Supreme Court nominees should expect to be vetted. Harshly. Federal appeals Judge Ketanji Brown Jackson of Washington, D.C., knows this. Republicans can question her about her judicial philosophy. They can question her about whether she supports the notion of a “living Constitution.” They can ask about her limited experience on an appellate court. These are appropriate avenues of inquiry.
Jackson’s below-guideline child pornography sentences are actually “quite mainstream.” This is because other federal judges typically sentence below the guidelines range in about 66 percent of these cases.

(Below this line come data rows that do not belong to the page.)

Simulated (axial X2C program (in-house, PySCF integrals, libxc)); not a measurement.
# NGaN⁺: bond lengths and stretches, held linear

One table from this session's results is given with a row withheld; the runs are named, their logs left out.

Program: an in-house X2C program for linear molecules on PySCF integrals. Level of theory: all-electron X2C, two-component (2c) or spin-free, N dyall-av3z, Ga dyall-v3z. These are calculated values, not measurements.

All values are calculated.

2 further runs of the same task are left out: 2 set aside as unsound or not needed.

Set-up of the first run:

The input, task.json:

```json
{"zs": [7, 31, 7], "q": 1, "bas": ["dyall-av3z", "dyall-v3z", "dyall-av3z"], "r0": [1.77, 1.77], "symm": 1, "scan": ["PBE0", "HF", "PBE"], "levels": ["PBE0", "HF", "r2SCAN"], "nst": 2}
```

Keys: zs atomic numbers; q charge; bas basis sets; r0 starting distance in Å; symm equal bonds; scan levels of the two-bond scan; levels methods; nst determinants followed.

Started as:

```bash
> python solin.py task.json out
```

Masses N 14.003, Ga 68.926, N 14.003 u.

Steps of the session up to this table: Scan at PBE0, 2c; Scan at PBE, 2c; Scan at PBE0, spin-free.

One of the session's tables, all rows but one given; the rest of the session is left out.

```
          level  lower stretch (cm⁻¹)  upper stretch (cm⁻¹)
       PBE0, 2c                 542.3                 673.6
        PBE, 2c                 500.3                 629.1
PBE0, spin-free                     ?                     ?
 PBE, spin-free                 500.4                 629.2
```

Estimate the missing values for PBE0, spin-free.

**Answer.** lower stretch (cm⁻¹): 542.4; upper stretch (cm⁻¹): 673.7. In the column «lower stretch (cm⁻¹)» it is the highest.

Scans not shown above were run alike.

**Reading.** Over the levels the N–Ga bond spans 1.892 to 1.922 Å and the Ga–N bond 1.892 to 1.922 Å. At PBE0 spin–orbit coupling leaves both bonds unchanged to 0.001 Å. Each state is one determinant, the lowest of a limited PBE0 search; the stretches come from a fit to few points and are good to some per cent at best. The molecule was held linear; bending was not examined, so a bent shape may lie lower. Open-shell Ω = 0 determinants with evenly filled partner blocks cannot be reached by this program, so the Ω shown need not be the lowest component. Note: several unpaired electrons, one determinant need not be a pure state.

Attacking Jackson for the sentences she gave to possessors of child pornography only because they were below the applicable U.S. sentencing guidelines range isn’t a legitimate area of inquiry. In Her Honor’s case, it’s downright misleading.
And yet, Sen. Josh Hawley, R-Mo., went there during her confirmation hearings this week. He also sent out a series of tweets attacking her record, claiming that “Judge Jackson has a pattern of letting child porn offenders off the hook for their appalling crimes.”
You might think people convicted of child pornography crimes deserve an automatic life sentence, whether they produced the material or merely possessed it. That’s an understandable position; child pornography is a horrific crime. The law doesn’t require mandatory life imprisonment for possessors of child pornography, though. For child pornography penalties, the law differentiates among producers (a 15-year mandatory minimum sentence), distributors those who receive the materials (a five-year mandatory minimum sentence) and possessors (no mandatory minimum sentence).
According to Ohio State University law professor Douglas Berman, in eight of the nine child pornography cases decided by Jackson that he reviewed, Jackson's sentence was only about 1.8 years below the prosecutors’ recommendations and about six months above the defense requests. In two of those cases, she followed the prosecutors' sentencing recommendations, while in one case she imposed a sentence of 29.5 years even though the government asked for 45 years. While that one sentence was quite a bit below the government’s recommendation, one has to concede that 29.5 years isn’t exactly a “lenient” sentence.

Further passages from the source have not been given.